Saturday, 29 March 2014

Benefits of Knitting

Do people around you think knitting is quaint, simple, only something you do when you have nothing else to do? If only they had time to knit they might give it a try? My grandmother knit, it's so cute that you do.

Next time you can tell them that you're more relaxed and have a more alert brain because you knit. Benefits of crafting

Here's to knitting,

Monday, 24 March 2014

Bust Shaping

Good question Brenda (from the comments). I continue to look for ideas for Bust Shaping of women's garments. The idea that the Front should be wider than the back seems to make soooo much sense.
In the Need A Plus Cardigan? book we worked Bust Increases on the Fronts below the Divide so that they look like this. The Bust Increases are worked every other row.

For the pullover I have found that I can increase every round and there is room for more increases since it is a flatter dart.
It's interesting to discover more ways to work for a better Fit.
P.S. What do you think, Brenda?
T_A, thanks for your lovely comments. I hope there will be some more information for you in the upcoming book. It's really coming along and I'll be posting some more photos as we finish up some more knitting.

Thursday, 20 March 2014

Move the Markers to Adjust Sleeves and Body

I'm just writing the custom fit section of the new book Need A Circular Yoke (which should be ready in June). I had an idea for an easy adjustment to get a better fitting sleeve. Thinking out loud here so please wade in with your opinion.

After working the circular yoke, we come to the Great Divide where you put the sleeve stitches on spare yarn to work later and cast on underarm stitches so you can carry on with the Body. You will have placed Markers to delineate the Back, Sleeves and Front for the Divide Round.

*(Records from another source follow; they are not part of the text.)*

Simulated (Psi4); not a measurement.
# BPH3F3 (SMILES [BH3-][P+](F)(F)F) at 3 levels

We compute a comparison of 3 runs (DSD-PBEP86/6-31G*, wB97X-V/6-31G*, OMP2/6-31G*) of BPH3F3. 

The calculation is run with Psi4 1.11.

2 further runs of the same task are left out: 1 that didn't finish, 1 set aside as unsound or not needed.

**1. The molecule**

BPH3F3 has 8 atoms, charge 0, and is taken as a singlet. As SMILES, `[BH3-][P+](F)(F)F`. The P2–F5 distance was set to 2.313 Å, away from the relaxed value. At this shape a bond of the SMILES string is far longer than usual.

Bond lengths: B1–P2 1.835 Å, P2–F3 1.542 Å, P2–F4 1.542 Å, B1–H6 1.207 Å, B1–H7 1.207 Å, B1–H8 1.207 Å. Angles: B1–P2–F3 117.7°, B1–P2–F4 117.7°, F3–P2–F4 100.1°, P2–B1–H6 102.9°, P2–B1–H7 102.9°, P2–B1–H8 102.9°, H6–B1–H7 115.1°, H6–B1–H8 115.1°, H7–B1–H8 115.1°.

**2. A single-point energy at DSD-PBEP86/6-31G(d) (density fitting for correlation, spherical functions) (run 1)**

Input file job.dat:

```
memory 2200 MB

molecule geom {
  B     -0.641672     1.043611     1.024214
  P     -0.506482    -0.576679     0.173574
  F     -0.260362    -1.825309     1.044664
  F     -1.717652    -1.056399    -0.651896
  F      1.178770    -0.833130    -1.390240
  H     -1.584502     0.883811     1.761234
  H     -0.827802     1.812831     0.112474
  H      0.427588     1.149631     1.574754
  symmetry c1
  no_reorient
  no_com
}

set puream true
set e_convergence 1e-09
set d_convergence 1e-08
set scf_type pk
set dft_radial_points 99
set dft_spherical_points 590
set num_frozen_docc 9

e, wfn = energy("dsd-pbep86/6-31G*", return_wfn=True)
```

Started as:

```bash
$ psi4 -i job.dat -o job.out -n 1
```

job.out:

Let's say you really wanted a sleeve that is 1" wider than the schematic indicates. You could move your sleeve Markers out at the sides 1/2" on each side to make the sleeve wider when you work the Divide Round.
This makes the Back and Front narrower. Additional width (add 1" on each side of the Front) could be made up on the Front with the Bust Increases to the correct number of Body stitches. The Back would remain narrower.
The new increases in this book give a flater line of Bust Increases which mean you could easily work an extra inch in the bust shaping.
What do you think? Would this work?

Friday, 14 March 2014

While you're knitting up your spring projects (we're being optimistic here that spring is really coming along some time soon), you might consider some knitting classes over the summer. A bit of a knitting holiday.
I'll be teaching two different courses at the Haliburton School of the Arts in Haliburton, ON. The first one is Saturday, July 19 and is called Make It Fit Workshop .
We'll be taking measurements and talking about the adjustments to Raglans and Set-in Sleeve styles for each person's figure. The knitters will go home with a sweater map (a guide to work from) so that they can knit sweaters they are proud to wear. Does that sound like fun? OK, except for the measuring part!

Friday, 7 March 2014

I am knitting again, YAY. Sometimes I have to have a bit of a break but it's good to be back. But what to knit? Winter is almost over hopefully (?!) but summer still seems a long way away. So it seems a good time of year to be knitting a top down capelet. Although maybe there isn't a bad time of year for these garments. Especially when I think of how cozy they are. Not a whole sweater but enough to keep the chill off my shoulders and it stays exactly where I put it (that's a reference to shawls which I feel I need to staple to my body).
Lyn and I have put our heads together and come up with a new Cabin Fever wool. It's dyed by Shelridge Yarns (that's Lyn). We're calling it Star Dust. It's worsted weight W4 (my fav) and is just lovely to knit with. This capelet knit up in no time at all. It's from the Need An Accessory? book with the cable pattern. Now I could make mittlets with the same cable pattern. I would look stylish and cozy (or not, ha, ha).